I am an admitted pack-rat. I come to it honestly, being the daughter and grand-daughter of women with a similar “I’ll get to this someday” mindset. However, just because this is my normal does not mean it is healthy for me. Clutter causes me stress. I get frustrated when things are dirty and I’d rather spend time in ways other than cleaning, and more and more I am aware of how much mental and spiritual energy all of my stuff demands.
Dude is a minimalist. He enjoys art and antiques, and has some of both, including some beloved pieces (we sleep in his great-grandparents’ bed and eat at their dining table, for instance). But he is clear that they are just things, and that the more things we have, special or not, the more time and energy they demand for care.
We have been talking a lot lately about how we spend our resources. We made the
difficult wrenching decision to re-home our four cats and two dogs based on those discussions (not done yet, still makes me cry). We are planning trips, and considering building a tiny home in which to live (and possibly travel) in a few years. A tiny home means little room for extras, and no room for clutter.
So I have begun purging. I have bags of clothes to donate, and more still to sort. I realized that if half of my sweaters took up an entire clothes-drying rack, maybe I had too many. This morning I sent all three kids up to their rooms with a box and instructions to find at least 25 things to get rid of. E did his minimum, Girl-E and C both did more (this task is still a tough one for E, so I think I’ll just continue the box thing once a month until he’s mastered it). I’m even looking at my fabric to see what can go–and perhaps be sold toward the purchase of something I’ll use and enjoy even more.

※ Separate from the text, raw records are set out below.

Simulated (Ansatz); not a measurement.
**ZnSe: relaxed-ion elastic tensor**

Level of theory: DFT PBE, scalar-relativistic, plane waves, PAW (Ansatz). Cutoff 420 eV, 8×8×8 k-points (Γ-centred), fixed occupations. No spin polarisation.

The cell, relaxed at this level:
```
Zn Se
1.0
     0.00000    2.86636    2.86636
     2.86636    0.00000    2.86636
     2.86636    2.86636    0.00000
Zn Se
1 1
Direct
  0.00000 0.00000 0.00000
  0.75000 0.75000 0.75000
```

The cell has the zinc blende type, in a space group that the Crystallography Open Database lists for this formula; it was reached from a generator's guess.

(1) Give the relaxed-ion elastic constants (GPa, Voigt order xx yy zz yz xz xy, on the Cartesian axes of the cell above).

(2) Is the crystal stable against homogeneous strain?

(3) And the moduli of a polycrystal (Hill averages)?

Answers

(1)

I’m finding this whole process freeing and exciting. What if we lived in such a way that it only took us 30 minutes to clean our entire house? What would we do with that extra time and energy? Could we spend more time sitting and talking around a campfire? Watching a movie together as a family? Taking spontaneous trips?
Letting go of things not only releases me from the burden of caring for them, but it also frees me from the pressure to use them. Books I haven’t read, fabric I haven’t made into projects, art I haven’t hung up yet, etc. all end up feeling like an endless to-do list that it would take a lifetime to complete, and restricts me from spending time, money, and love in ways that are actually fulfilling.
It won’t happen overnight. I go for a while and then get overwhelmed at it all and crash in a heap of fear and guilt, and then pick up where I left off a few days later. But already my mindset is changing, and it gets easier and easier each time I let go.